Contract Surety

Miles To Go Bridges



Despite building projects that moved 560 bridges out of the “in poor condition” category over the past year, states are having a hard time keeping up with bridges in need of attention–and leveraging the available federal funds. More dollars are still available than projects underway. Here’s the deal.


Good, Better, Best?

Despite the great news that “560 fewer bridges in poor condition than last year,” Julie Strupp, reporting for Construction Dive explains:


Thirty-six percent of all U.S. bridges, more than 222,000 spans, require major repair work or replacement, according to the American Road & Transportation Builders Association’s 2023 analysis….ARTBA estimates it would cost over $319 billion to make all needed repairs. By contrast, the Infrastructure Investment and Jobs Act designates $40 billion in federal money over five years for bridge repairs and replacement.

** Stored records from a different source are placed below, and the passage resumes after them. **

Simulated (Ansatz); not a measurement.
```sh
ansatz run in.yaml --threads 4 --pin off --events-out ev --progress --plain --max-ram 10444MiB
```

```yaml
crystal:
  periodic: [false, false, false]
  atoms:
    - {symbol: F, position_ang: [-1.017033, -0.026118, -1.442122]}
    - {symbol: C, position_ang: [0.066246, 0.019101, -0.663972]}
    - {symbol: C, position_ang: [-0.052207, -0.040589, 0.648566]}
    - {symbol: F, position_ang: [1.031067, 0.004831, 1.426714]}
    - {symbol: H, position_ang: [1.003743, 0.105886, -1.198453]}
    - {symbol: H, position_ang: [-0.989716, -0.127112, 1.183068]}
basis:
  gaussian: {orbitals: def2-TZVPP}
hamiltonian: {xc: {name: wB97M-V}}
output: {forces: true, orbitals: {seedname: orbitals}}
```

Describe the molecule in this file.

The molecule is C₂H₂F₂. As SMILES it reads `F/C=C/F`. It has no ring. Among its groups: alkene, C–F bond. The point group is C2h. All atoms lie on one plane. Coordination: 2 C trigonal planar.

Bridges newly rated in poor condition this year include I-345 over I-30 and US 75 Dart Rail in Dallas, the Lacey V. Murrow Memorial Bridge in Seattle and the Route I‐678 span over Flushing Bay Promenade in New York City. Over the past five years, the share of bridges in fair condition has continued to grow as the percentage of spans in poor or good condition declined. Thanks to increased federal investment, there is more money available to address these gaps — but many states are not taking full advantage….


Ideally, progress will pick up steam at the state level soon: “In 2023, nearly half of all U.S. bridges — 48.9% — were in fair condition, while bridges in poor condition make up 6.8% of the overall inventory.” While the gap between the estimated $319 billion needed to repair or replace bridges and the $40 billion allocated by the federal government is formidable, states can make a dent in the scale of the problem as they fully leverage the committed dollars. As it stands:


As the end of fiscal year 2023 approaches on Sept. 30, states have committed $3.2 billion — just 30% — of available bridge formula funds to 2,060 projects, with $7.4 billion still coming….Only eight states have committed more than two-thirds of their bridge formula funding to specific projects, while 31 states have committed less than a third of available money as of June 30.


States currently have access to $10.6 billion in IIJA Bridge Formula Program funds to help make needed repairs, and another $15.9 billion will be available in the next three years. These funds have helped support over 2,060 bridge projects in the construction and repair pipeline, according to the ARTBA report. Another new IIJA bridge program, the Bridge Investment Program, has an additional $12.5 billion for projects that will be awarded through 2026.    


While the Department of Transportation (DOT) is busily administering the lion’s share of the infrastructure funding, contractors eager for public builds will want to keep in mind that many other agencies are involved in awarding contracts for a diversity of infrastructure projects, including: the Federal Communications Commission which is overseeing broadband infrastructure; the Environmental Protection Agency, which is focused on water infrastructure; the Department of Energy, which is upgrading the electric grid, including EV charging stations; and, the Department of Commerce which is overseeing “regional innovation strategies and entrepreneurship.”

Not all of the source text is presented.